Govt plane bombs Libyan oil town
Government forces seeking to dislodge rebels from Libya's strategically important coast struck at an oil town yesterday amid quickening efforts to prevent more humanitarian suffering and a mass refugee exodus.
The United Nations said more than one million people fleeing Libya and inside the country needed humanitarian aid, and conditions in rebel-held Misrata town were particularly worrying following attacks on it by forces loyal to Gaddafi.
Offering a potential olive branch to rebels seeking to end Gaddafi's long rule, one of his associates appealed to opposition chiefs for dialogue, in a sign the aging autocrat may be ready to compromise with the unprecedented revolt.
The offer, rapidly dismissed by rebels, coincided with a renewed publicity drive by Gaddafi that warned European nations to the north of the Mediterranean that if he fell "you will have immigration, thousands of people from Libya will invade Europe."
Meanwhile, the United Nations and the European Union are dispatching fact-finding missions to the north African nation, where reports by residents of attacks on civilians by security forces have triggered a war crimes probe and provoked global outrage.

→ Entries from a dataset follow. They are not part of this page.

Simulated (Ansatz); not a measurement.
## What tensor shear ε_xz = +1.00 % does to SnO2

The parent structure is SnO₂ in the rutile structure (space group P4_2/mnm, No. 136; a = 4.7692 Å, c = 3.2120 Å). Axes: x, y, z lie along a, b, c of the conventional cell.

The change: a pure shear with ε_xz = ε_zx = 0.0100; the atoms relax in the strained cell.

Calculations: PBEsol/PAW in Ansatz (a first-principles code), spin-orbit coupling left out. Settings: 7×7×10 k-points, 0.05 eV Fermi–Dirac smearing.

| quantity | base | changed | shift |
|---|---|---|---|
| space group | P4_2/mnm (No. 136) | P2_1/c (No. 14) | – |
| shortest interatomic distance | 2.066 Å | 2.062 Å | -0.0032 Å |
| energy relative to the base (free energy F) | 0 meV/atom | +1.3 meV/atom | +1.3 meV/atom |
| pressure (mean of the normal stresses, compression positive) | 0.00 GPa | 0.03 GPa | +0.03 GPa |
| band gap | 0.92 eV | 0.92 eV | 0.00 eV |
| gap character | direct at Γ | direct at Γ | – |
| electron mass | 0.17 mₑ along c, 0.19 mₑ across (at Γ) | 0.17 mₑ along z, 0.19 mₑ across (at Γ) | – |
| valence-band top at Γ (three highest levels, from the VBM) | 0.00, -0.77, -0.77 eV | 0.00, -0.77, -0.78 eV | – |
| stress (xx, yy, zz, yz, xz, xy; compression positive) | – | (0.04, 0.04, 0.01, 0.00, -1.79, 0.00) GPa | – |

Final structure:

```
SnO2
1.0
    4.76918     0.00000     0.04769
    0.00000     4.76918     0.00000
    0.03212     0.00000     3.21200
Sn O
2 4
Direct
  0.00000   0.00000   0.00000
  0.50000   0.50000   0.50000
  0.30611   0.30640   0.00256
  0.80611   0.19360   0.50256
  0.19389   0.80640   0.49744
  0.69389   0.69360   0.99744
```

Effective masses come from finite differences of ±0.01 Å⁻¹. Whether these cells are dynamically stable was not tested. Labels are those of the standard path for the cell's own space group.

In an interview with the France 24 television station, Gaddafi said Libya was an important partner for the West in containing al Qaeda and illegal migrants trying to reach Europe,
"There are millions of blacks who could come to the Mediterranean to cross to France and Italy, and Libya plays a role in security in the Mediterranean," he said.
A warplane launched an air strike on the eastern outskirts of the rebel-held oil terminal town of Ras Lanuf 600 km east of the capital Tripoli yesterday, witnesses said.
"There was an aircraft, it fired two rockets there were no deaths," Mokhtar Dobrug, a rebel fighter who witnessed the strike, told Reuters. The attack took place at one of two checkpoints in the city.
Witnesses said government forces advanced on the rebel-held oil port of Ras Lanuf in a counter-attack that forced residents to flee and rebels to hide their weapons in the desert.
In Ras Lanuf, one angry man told rebels to go home, arguing that they were bringing fighting closer to oil terminals.
Another complained of the rebels' inexperience, as one opposition fighter lay on his back and fired an automatic weapon gun at a government warplane flying overhead.